Unorthodox
There’re instructions for min/max just like in SSE, in NEON they are vmin[q]_f32 and vmax[q]_f32.
There’s an instruction for absolute difference, vabd[q]_f32.
There’re instructions to compute approximations of
1
𝑥
and
1
√
𝑥
, they are vrecpe[q]_f32 and vrsqrte[q]_f32
respectively.
Comparisons
There’re all-lanes versions of equality comparison and the rest of them, <, >, ≤, ≥. The only missing one is
inequality, ≠. Moreover, there’re instruction to compare absolute values in two vectors. These intrinsics
return uint32x4_t vector with lanes either 0 or all ones, which is UINT_MAX.
There’s no equivalent of _mm_movemask_ps or _mm_testz_ps. If you need results in a scalar register to
be able to write if( something ) in C++, you’ll have to implement manually with integer NEON
intrinsics.
Horizontal Operations
There’s vpadd_f32 intrinsic that takes two vectors [ a, b ] and [ c, d ], and returns [ a+b, c+d ]. No 16-byte
version is available, only the 8-byte version. A useful application is final reduction step of dot product.
Same with horizontal pairwise minimum and maximum, the instructions are vpmin_f32 and vpmax_f32,
the documentation calls them “folding minimum / maximum”.
Shuffles
Unlike SSE, there’s no generic shuffles. Whenever you need it, you’ll have to do something else instead.
Here’s what NEON can do for you.
• Split then combine back. This way you can shuffle [a, b, c, d] into e.g. [c, d, c, d] or [c, d, a, b].
• Concatenate two vectors and cut a piece of the merged sequence, vextq_f32 does that. When the 2
input vectors are [a, b, c, d] and [e, f, g, h], it can return [b, c, d, e], [c, d, e, f] or [d, e, f, g].

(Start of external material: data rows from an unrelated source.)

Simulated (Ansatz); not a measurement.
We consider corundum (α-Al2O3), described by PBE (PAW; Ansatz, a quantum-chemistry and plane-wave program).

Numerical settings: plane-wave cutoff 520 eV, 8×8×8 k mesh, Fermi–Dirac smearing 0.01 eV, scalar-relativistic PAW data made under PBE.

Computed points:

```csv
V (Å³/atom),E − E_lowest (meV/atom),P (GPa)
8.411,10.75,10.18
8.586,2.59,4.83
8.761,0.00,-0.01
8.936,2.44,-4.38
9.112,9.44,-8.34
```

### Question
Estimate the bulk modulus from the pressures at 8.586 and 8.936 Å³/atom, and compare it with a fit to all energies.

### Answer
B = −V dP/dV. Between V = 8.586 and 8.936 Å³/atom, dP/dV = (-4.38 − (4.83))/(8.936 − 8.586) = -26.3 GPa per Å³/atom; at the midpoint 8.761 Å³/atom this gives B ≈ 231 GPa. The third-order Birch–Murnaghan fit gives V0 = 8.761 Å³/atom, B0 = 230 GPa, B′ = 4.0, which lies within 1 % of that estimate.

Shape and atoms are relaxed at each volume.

• Broadcast a single lane into all lanes of the output with vdupq_lane_f32. But note some arithmetic
intrinsics like vmul_laneq_f32 use scalar operand from arbitrary lane of a vector, you don’t need
broadcast for that.
• Interleave elements. The vzipq_f32 takes 2 vectors [a, b, c, d] and [e, f, g, h], returns other 2 vectors
with [a, e, b, f] and [ c, g, d, h ].
• De-interleave elements. vuzpq_f32 takes 2 vectors [a, b, c, d] and [e, f, g, h], returns other 2 vectors
with [a, c, e, g] and [b, d, f, h]
• Swap pairs of elements: vrev64q_f32 takes [a, b, c, d] and returns [b, a, d, c].
• Transpose elements.
This instruction views first vector as the top rows of a sequence of 2x2 matrices, and second vector
as bottom rows of corresponding matrices. It transposes all matrices stored this way, and returns 2
new vectors with transposed 2x2 matrices.
Specifically for floats, vtrnq_f32 takes 2 vectors [a, b, c, d] and [e, f, g, h], returns other 2 vectors
with [a, e, c, g] and [b, f, d, h]
• You can move individual lanes with vsetq_lane_f32 and similar.